JUST in case you missed it, Motherwell won 2-1 at Ibrox yesterday.
A goal from Dan Casey 15 minutes from the end gave the visitors their first victory in Govan since God was a boy. Or 27 years, if you wish to be pedantic.
It is now entirely up to Celtic to dodge a banana skin at Tynecastle this afternoon and work their way through 90-plus minutes to reclaim their accustomed spot at the Premiership pinnacle.
I’m way too long in the tooth to believe that it is written in the stars that Brendan Rodgers’ men will occupy pole position once the dust settles in the capital around two o’clock. Anything the visitors achieve in Edinburgh will have to be earned.
No-one should expect hand-outs from a team who inflicted a rare domestic defeat on Brendan Rodgers before the turn on the year when they were allowed to coast to a 2-0 victory at Parkhead. A repeat of the disturbingly lacklustre performance will bring inevitable consequences.
BIG NOISE…Dan Casey celebrates his winner at Ibrox while all around him is silent.
Possibly Philippe Clement’s players, after a commendable 11 consecutive successes since they lost 2-1 in the derby in the east end of the city before the turn of the year, were lured into a false sense of security against Stuart Kettelewell’s team who made life distinctly uncomfortable for Celtic in the first-half at Fir Park last weekend.
Maybe they had allowed their attention span to be interrupted with an intriguing Europa League encounter due against Benfica in Lisbon on Thursday night which will be followed with a Scottish Cup quarter-final against Hibs at Easter Road a week today.
These things can happen in football.
While everyone is discussing Clement’s first reverse at Ibrox since taking over from the hapless Michael Beale in October, the efforts of Motherwell’s player to actually win the contest appear to be overlooked.
I didn’t see all of the game, but from I did witness I have to say Well looked organised, composed and had a game-plan that, as the scoreline testifies, worked perfectly.
Theo Bair slotted a neat effort past Jack Butland early on to momentarily silence the drums that had created a din from kick-off. There was another slight hiccup of the beat after the turnaround when Blair Spittal clattered one off the face of the crossbar. The almost mandatory penalty-kick was duly awarded on the hour mark, courtesy of an interruption from VAR.
Forget what Neil McCann tells you, it was never a spot-kick.
James Tavernier proved once again that practice does indeed make perfect as he walloped yet another award into the roof of the net.
At this stage, the hosts went for it as they piled forward in hazardous waves to snatch a winner. To be fair, Liam Kelly produced two fine saves while Paul McGinn headed one away from practically under the bar.

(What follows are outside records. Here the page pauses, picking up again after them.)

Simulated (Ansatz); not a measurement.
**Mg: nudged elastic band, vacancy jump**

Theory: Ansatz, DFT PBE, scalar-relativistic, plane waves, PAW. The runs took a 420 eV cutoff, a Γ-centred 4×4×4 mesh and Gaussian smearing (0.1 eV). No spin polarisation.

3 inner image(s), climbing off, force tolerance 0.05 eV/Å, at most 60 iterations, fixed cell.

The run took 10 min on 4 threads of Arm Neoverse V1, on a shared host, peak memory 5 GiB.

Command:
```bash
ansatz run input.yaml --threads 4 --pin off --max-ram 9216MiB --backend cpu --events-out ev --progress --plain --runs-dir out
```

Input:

Well were content to soak up the pressure and wait for the inevitable breakaway. The home side failed to clear a corner-kick, Spittal delivered a searching diagonal ball to the back post and, with the situation looking desperate for the defence, there was Dan the Man to nod down and over the line.
DAN’S THE HEAD MAN…Motherwell defender Dan Casey nods the winner past Jack Butland with James Tavernier getting a close-up view.
Once again, the drums fell silent, but it wasn’t long before the cacophony was rebooted and the remaining 15 minutes plus eight minutes of stoppage-time were played out to banging and thumping from someone who is clearly not a committed follower of the Noise Abatement Society.
Mercifully, the racket was drowned out at the final whistle by a flurry of boos from disappointed followers who had bought into the belief the title had their team’s name on it. I did preach caution here a few weeks ago not to confuse good results with good displays. One doesn’t necessarily follow the other.
The ball is now at the feet of Celtic and it is imperative we don’t miss the target on a day where patience may well be a virtue.
All this talk of drumming reminds me of one of my favourite jokes. Please indulge, your humble scribe, as I attempt to bring a Sunday smile before kick-off.
Back in the days of the old Western frontier and the early settlers, a wagon train is making its way across the plains.
A scout rides back to inform the wagon master there is an Apache tribe heading in their direction. The boss immediately orders the wagons to form a circle in anticipation of an Indian attack.
Everything is put in order, but, as the hours tick by, there is no sign of the Indian war party. As night begins to fall, the pioneers are wary as they clutch their rifles and take up their positions.
Suddenly, the eerie silence is broken by the steady beat of a solitary drum. The wagon master tells everyone to keep calm.
In the darkness, the beat continues without interruption.
Thump…thump…thump…
This goes on for an hour. And then another hour.
Thump…thump…thump…
After four hours of the steady and relentless beat, one pioneer cracks and screams: “Those bloody, infernal drums. I can’t take it any more.”
From the shadows a voice is heard.
“Sorry, white man,” he says. “Regular drummer on day off.”
Keep smiling, folks!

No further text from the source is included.